Volunteerism in the Workplace

Working Canadians give companies mediocre marks for community service

Nearly eight in ten employed Canadians would participate in company community projects if their workplaces provided time off to volunteer.

Toronto, June 18, 2013 – Two thirds of working Canadians (67 per cent) believe their companies should be doing more to support communities, according to a new national survey commissioned by Big Brothers Big Sisters of Canada.

The study, conducted by Ipsos Reid, found that 43 per cent of employees rate their company as not being committed to community service. In addition, nearly eight in ten surveyed (87 per cent) agreed that business leaders should be more proactive in promoting civic engagement.

Among those polled, only 23 per cent had participated in a company-sponsored community event or project, yet 77 per cent said they would participate if their workplace provided time off to volunteer. Nearly eight in ten (77 per cent) also want their workplace to offer formal time-release programs and other incentives to volunteer.
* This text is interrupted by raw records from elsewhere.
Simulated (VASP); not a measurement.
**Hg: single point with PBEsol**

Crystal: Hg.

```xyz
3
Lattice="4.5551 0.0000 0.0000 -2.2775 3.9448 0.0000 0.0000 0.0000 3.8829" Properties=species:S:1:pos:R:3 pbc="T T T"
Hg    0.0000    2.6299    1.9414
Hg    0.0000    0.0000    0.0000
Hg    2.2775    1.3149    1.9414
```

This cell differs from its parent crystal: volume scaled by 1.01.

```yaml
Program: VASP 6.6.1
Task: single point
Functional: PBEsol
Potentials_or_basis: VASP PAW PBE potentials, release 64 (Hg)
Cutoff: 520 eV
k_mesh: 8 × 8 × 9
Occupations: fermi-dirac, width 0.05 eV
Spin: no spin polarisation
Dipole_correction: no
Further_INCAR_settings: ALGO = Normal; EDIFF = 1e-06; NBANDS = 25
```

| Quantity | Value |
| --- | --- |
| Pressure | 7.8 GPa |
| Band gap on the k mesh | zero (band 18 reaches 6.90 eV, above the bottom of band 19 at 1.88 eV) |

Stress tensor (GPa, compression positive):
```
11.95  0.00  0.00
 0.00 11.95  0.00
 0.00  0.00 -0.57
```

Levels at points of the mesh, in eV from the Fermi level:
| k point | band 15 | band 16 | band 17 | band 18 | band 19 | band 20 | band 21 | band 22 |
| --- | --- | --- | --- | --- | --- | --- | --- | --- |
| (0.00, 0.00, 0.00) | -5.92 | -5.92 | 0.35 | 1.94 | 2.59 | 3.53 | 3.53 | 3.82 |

“Working Canadians clearly want their employers to be civically engaged and help them give back to their communities,” says Bruce MacDonald, president and CEO of Big Brothers Big Sisters of Canada. “This research strongly suggests that rates of employee volunteerism would spike sharply if many more companies offered incentives to volunteer. Imagine what could happen in communities across Canada if employee volunteerism were to surge. The societal value created would be enormous.”

Companies offering incentives to volunteer in the minority

  • 19 per cent of employees surveyed reported that their workplace allows time off to volunteer.
  • 12 per cent said their company offers “micro-volunteering”, a form of company-sponsored civic engagement giving employees time off to work on a community project as a team.
  • 20 per cent indicated that their company matches contributions of money or time made by employees.

A strong majority of working Canadians believe that companies benefit economically from robust civic engagement policies. Eighty-two per cent of those polled say companies that prioritize community involvement by employees gain from higher morale, greater productivity and deeper customer loyalty.

The vast majority (81 per cent) also think that offering time off to volunteer builds pride and makes it easier to attract and keep the best employees. Moreover, more than eight in ten working Canadians (85 per cent) believe that companies should encourage their employees to develop a healthy work-life balance through participation in company-organized volunteerism programs.

“Workplace incentives to volunteer are a powerful force for good,” says MacDonald. “If businesses were to broadly offer work-release opportunities to their employees, Big Brothers Big Sisters, which relies on volunteers, would be able to help hundreds of children and teenagers on waiting lists for a volunteer mentor. The service capabilities of all volunteer-based community organizations would be greatly enhanced.”